Partial Fraction Expansion for Inverse Fourier Transform

Question

In many textbooks, I've seen the application of Partial Fraction Expansion (PFE) to find an inverse Fourier Transform. Let's stick to the discrete time case, and let me give you an example.

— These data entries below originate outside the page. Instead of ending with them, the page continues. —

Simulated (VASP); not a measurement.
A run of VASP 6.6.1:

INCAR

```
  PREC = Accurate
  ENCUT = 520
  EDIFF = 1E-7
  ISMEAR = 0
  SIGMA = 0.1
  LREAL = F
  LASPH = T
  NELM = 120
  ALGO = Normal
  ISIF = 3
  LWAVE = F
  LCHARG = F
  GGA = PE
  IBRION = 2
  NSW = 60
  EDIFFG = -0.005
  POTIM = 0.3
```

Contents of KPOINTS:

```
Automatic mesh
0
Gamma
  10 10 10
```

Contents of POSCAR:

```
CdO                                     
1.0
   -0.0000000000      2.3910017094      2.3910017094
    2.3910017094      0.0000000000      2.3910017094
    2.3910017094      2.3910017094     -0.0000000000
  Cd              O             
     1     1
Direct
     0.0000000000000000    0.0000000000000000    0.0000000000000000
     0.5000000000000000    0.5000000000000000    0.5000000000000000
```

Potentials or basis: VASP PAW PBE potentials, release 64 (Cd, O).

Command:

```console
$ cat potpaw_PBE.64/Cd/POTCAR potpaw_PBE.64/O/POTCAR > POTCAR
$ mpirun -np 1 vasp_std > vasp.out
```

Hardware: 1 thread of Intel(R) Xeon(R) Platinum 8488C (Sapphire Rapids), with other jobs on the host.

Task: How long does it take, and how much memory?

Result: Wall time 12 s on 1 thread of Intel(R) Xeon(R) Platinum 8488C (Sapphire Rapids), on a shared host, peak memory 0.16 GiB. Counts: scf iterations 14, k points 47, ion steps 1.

Let's say that $$X(e^{j\omega}) = \frac{-\frac{5}{6}e^{-j\omega} + 5}{1 + \frac{1}{6}e^{-j\omega} - \frac{1}{6}e^{-j2\omega}}$$ and we want to find the signal $x[n]$ that has the above DTFT. We can apply PFE and get $$X(e^{j\omega}) = \frac{A}{1 + \frac{1}{2}e^{-j\omega}} + \frac{B}{1 - \frac{1}{3}e^{-j\omega}} \tag{1}$$ where $B$ (and similarly, $A$) is given by $$B = X(e^{j\omega})\Big(1 - \frac{1}{3}e^{-j\omega}\Big)\Big|_{e^{-j\omega}=3}$$

I know now that we can set $u = e^{-j\omega}$ and turn this into

$$B = X(u)\Big(1 - \frac{1}{3}u\Big)\Big|_{u=3}$$

However, setting $u = e^{-j\omega} = 3$ does not look good to me, because this equation has no real solution for $\omega$.

What do I miss in this application of PFE?

Answer 1

You should indeed replace $e^{j\omega}$ by the more general complex variable $z$ because when talking about poles and zeros of a rational function, you must consider the whole complex plane. The fact that $e^{-j\omega}=3$ doesn't have a real solution just means that the corresponding pole does not lie on the unit circle.

After having performed the partial fraction expansion, there is nothing that keeps you from setting $z=e^{j\omega}$.